# How would I use implicit differentiation to find an equation of the tangent line to the curve at the given point.

So the question is: Use implicit differentiation to find an equation of the tangent line to the curve at the given point.

$$x^2 + y^2 = (5x^2 + 4y^2 − x)^2,\text{ at } (0, 1/4) \text{ (cardioid)}$$

If anyone can help me out I would like a step by step process to find the solution of this problem. I also don't really understand how to differentiate so if there is anything to help with that then it would be great.
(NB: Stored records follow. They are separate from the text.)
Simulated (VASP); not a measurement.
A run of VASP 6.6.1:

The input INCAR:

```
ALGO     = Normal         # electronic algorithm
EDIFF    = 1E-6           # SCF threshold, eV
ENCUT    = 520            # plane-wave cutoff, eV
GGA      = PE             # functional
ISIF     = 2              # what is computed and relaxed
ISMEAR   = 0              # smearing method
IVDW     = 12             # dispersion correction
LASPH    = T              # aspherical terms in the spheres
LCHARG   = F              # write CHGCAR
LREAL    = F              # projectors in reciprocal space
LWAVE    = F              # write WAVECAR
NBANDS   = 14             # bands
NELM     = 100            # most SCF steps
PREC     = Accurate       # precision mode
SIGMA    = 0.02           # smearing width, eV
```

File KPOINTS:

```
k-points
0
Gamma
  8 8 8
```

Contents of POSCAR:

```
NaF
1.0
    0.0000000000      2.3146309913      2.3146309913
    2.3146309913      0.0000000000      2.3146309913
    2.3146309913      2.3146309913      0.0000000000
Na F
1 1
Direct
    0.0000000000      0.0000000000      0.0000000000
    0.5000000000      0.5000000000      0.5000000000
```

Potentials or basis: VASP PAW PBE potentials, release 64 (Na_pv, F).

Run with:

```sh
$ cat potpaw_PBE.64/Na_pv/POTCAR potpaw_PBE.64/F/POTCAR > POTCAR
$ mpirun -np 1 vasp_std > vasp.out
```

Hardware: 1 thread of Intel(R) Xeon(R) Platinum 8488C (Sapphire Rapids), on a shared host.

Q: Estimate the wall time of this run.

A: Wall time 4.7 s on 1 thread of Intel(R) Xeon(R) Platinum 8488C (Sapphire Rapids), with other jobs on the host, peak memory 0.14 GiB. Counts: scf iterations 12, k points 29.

• You just asked a similar question an hour ago and got an answer. Are you working your way through your homework exercises? Commented May 14, 2022 at 1:09
• Yes. But just these two problems. And I realized that I don't really understand implicit differentiation at all and I'm hoping to get a more in depth explanation of how exactly to do that as well. The text book hasn't really helped that much either so I am here now. Commented May 14, 2022 at 1:16

1. Consider that both $$x$$ and $$y$$ are functions of a third variable $$t$$, then take $$\dfrac{d}{dt}$$ of both sides of the equation, being careful to apply power rule, product rule, etc.
2. Multiply the result of step 1) by $$dt$$.
3. Divide the result of step 2) by $$dx$$.
4. Replace variables $$x$$ and $$y$$ by their values at the given point of tangency.
5. Solve the resulting equation for $$\dfrac{dy}{dx}$$ to find the slope of the tangent line.